Jonah Sachs, entrepreneur and designer, had once said, “Your brand is a story unfolding across all customer touch points.”
Recently, FMCG companies felt the heat from the F&B industry watchdogs for targeting young consumers to market their products that were high in fat, sugar and salt. Ahead of this, Hindustan Unilever (HUL) announced that—from 2023—it would not advertise its entire range of food and beverages to consumers under 16.
Two years back, Unilever had decided to step back from targeting consumers under 12—on a global level from 2021—through traditional media channels. And for children under 13, the company had announced that it would refrain from advertising on social media channels and digital platforms.
The other companies that followed suit were Mondelez (Oreo), Nestle, McDonald’s, Coca-Cola, PepsiCo, Kellogg’s, Mars and Ferrero.
By giving up on communicating to children under 16, companies are doing away with the major trigger, ‘pester power’ that propelled purchase in categories ranging from chocolates to cars.
But, what effect would this decision have on companies that survive on the ad revenue that targetted kids. As per some media estimates, more than INR 550 crore of advertising money was spent on kids broadcast. Here, FMCG players contributed to almost 70 per cent of that pie.
As HUL had stressed that they would not market or advertise products on traditional and social media channels as well, this decision too comes with its set of riders.
Take the case of ice-cream carts, that are still very much predominant in cities and rural areas. Following them, kirana shops stock a range of impulse buys at the eye level of a child. Now, does this qualify as promotions at the point of sale?

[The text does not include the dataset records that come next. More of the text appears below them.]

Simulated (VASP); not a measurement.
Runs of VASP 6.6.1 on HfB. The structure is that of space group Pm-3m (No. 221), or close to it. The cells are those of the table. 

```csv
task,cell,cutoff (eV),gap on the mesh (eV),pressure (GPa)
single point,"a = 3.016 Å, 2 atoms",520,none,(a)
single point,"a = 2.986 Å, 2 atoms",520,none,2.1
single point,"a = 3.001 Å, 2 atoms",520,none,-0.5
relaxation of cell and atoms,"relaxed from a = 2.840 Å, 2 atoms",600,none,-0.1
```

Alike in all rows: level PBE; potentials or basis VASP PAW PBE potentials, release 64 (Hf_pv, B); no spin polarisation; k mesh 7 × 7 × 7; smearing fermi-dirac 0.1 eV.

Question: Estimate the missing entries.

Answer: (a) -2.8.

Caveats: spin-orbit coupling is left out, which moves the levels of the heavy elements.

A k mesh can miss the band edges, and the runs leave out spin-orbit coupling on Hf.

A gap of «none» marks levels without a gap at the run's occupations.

Let us take a look at some of the products that would not be marketed to consumers under 16. They include Kwality Walls and Magnum ice cream, Knorr soups, instant noodles, ready-to-cook mixes, Kissan jams, squash and ketchup, and Horlicks health drinks. Advertisements in India have often positioned Horlicks as a nutrient drink that could make kids taller, stronger and sharper. Now, will the brand go back to its global marketing origins and target geriatrics?
Will the recent decision of HUL curb obesity (no, we are not talking of its media weight)? Or will the decision come back to haunt the company in future quarters?